5th July 2019
Background:
On July 15th Prime Day returns for its fifth year to offer members access to millions of heavily discounted products. However, the pre-event offers and emails have already begun. This year the event stretches over 48 hours and will take place in 18 countries, with the U.A.E joining the party and providing a gateway to broader audiences across the Middle East.
Details and Implications:
What started as a reward for existing Prime Members has quickly blossomed into one of the most hotly anticipated promotional events in the retail calendar. However, access to the event is contingent upon being a Prime Member, so although revenue and units sold will no doubt grab the headlines, Prime Day serves primarily as a subscription driver which last year tipped the 100m mark. And the reason for this focus is because the average Prime member spends 130% more than non-members annually.
Access to discounts on Prime Day aside, Prime membership offers free delivery and 2-day international shipping which helps develop exceptional stickiness with customers and keeps them coming back to Amazon at the expense of other retailers.

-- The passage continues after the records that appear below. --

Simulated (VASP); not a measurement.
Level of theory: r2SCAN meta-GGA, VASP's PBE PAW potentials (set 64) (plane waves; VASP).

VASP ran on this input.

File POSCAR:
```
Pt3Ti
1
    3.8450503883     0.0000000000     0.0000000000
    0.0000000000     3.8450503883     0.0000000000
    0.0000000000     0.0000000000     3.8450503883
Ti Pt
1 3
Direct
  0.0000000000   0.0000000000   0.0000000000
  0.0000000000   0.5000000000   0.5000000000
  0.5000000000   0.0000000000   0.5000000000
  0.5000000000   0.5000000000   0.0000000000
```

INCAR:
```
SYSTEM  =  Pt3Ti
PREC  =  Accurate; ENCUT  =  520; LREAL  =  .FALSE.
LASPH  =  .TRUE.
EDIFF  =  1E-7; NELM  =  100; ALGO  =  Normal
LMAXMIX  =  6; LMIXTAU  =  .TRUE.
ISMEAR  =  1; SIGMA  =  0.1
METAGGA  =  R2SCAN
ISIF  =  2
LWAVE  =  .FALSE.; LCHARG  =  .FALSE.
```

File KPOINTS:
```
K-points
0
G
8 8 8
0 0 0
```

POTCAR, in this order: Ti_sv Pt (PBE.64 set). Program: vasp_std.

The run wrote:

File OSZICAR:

The stickiness of Prime makes Amazon the preferred destination for online purchases for members, but beyond that, membership also includes access to Amazon Video, Amazon Music and its gaming platform, Twitch. All of this adds up and helps position Amazon as being more than a place of purchase, but also a place of entertainment.
Last year, over 100 million products were purchased worldwide in the space of 36 hours. Although this was an enormous day of trading for participating brands, the best-sellers weren’t just Amazon devices; they were Amazon devices that connect to Amazon services. Fire TVs, Kindle Fires, Echo Devices and Alexa Remotes. Each of them connecting to Amazon Prime and each one of them requiring a Prime membership to buy in the first place. So, when Black Friday rolls around, Amazon will own an even greater audience of members for whom shopping on Amazon is the default.
An important difference between Prime Day and Black Friday is that the latter doesn’t create new spending, it just moves it slightly. As shown in recent years, the money consumers spend over Black Friday is money they were going to spend anyway; all Black Friday really does is concentrate pre-Christmas shopping in the last week of November, whereas Prime Day creates incremental opportunity.
It's also worth bearing in mind the size of Prime Day when put into context against Double 11 (or Single’s Day as it is also known). The annual Chinese (and increasingly international) shopping extravaganza saw sales of $30.8bn in 24 hours for Alibaba in 2018, 27% up on 2017 and hitting $1bn in sales in 1 minute 25 seconds. In contrast, Prime Day, for which Amazon does not split out revenue figures, was believed to have seen sales of around $3.5bn for its 36 hours of shopping frenzy.
Summary:
On a day where focus is usually placed on volume over margin as a single event, our energy should instead be focused on how that margin loss is amortized over the year via retention and advocacy strategies.